The religions could not teach what one might call the self-induced salvation of the human ego as long as the ego, whose physical expression is in the blood, was not touched by an impulse now present on earth. And thus we are told how the great spiritual beings—the great avatars—descend and incarnate themselves from time to time in human bodies, especially when humanity needs help. These are beings who do not need to descend into a human body to enhance their own development because they have completed their own human development in an earlier cycle of the world. They descend for the sole purpose of helping human beings. For example, when mankind is in need of help, the great god Vishnu descends from time to time into an earthly existence. Krishna, one of the incarnations of Vishnu, speaks of himself and explains clearly what the essence of an avatar is. In the divine poem, the Bhagavad Gita, he himself explains what he is. Here we have the wonderful words that Krishna, in whom Vishnu lives as an avatar, says about himself: “I am the spirit of creation, its beginning, its middle, its end; I am the Sun among the stars, fire among the elements, the great ocean among the waters, the eternal snake among all snakes. I am the basis of everything.”37Bhagavad Gita is a religious Hindu poem consisting of dialogues between Prince Arjuna and Krishna, who reveals himself as the avatara (incarnation) of Vishnu. The transcription of the quotation from the “Gita” is probably a contraction of several textual citations on pp. 452, 522, and 529, among others, of Bhagavad-gita AS IT IS. Complete edition (Collier Books: New York, 1974).
No words can proclaim more beautifully and more magnificently the all-embracing, omnipotent divinity. The godhead whom Moses saw in the elements of fire not only weaves and radiates through the macrocosmic world but also can be found inside the human being. That is why the Krishna-Being indwells in anything human as the great ideal to which the human core strives to develop itself from within. And if, as the wisdom of antiquity endeavored to do, the human breath can be spiritualized through the impulse that we absorb through the Mystery of Golgotha, then we have realized the principle of salvation through that which itself lives within us. All avatars saved mankind through the forces they caused to radiate from spiritual heights down onto earth. The avatar Christ, however, saved mankind by means of what He Himself extracted from the strength of mankind, and He showed us how the strength to be saved and to conquer matter through spirit can be found within ourselves.
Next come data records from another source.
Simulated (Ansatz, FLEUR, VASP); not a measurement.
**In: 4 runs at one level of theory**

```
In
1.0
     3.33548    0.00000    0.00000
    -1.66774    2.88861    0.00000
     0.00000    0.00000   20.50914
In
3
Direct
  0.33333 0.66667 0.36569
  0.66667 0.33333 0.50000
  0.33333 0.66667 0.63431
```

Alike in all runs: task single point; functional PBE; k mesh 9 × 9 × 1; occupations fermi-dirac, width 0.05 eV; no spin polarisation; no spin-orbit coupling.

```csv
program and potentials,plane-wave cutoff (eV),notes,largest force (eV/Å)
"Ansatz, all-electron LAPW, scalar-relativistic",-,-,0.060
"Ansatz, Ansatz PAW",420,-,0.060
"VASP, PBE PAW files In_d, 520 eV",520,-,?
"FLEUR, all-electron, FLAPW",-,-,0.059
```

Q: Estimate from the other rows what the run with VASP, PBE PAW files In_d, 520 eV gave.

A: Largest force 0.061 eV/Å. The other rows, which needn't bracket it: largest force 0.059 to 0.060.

Now we can see how even such an illuminate as Kashyapa could not yet be fully saved even though he had made his body imperishable. This body of his had to remain in the secret cave until the Maitreya-Buddha came to pick it up. Only when the physical body has been so spiritualized through the ego that the Christ-Impulse can stream into it does one no longer need the wonderful cosmic fire in order to attain salvation; what is needed for salvation is the fire raging in the blood of the inner human being. And that is why we can utilize the light that radiates from the Mystery of Golgotha in order to illuminate such a wonderfully profound legend as the one told about Kashyapa.
At first blush, the world appears to us dark and full of riddles, but we can compare it with a dark room containing many splendid objects that we are unable to see when we first enter. However, when we ignite a light, it illuminates the whole splendor of the objects in the room and everything else represented by these objects. The same can be true for the human being who strives for wisdom. The human being strives at first in the dark; looking in this world first to the past and then to the future, he or she can at first see nothing but darkness. However, once the light coming from Golgotha is ignited, everything from the farthest past to the remotest future becomes illuminated. Since everything material is born out of the spirit, the spirit will again rise from matter. To express this certainty is the meaning of today's celebration of Easter—a festival that is tied to the events of the world. Mankind must realize what it can attain through Spiritual Science: if the human soul, by gaining knowledge of the mysteries of existence, can acquire a lively feeling for the mysteries of the universe on important symbolic occasions such as Easter, then it will also feel something of what it means to live not simply in one's own narrow, personal existence but also in a symbiosis with the light of the stars, the splendor of the sun, and with everything that lives in the universe. The soul will become increasingly more spiritual as it feels extended into the universe.
The spiritual Easter bells echo their sounds through our hearts, indicating that we must pass from a human to a universal life through the resurrection. Hearing these spiritual Easter bells will make us lose any doubt we may have about the spiritual world, and we will then be sure that death in the material world cannot harm us. When we understand these spiritual Easter bells, we will return to the life in the spirit.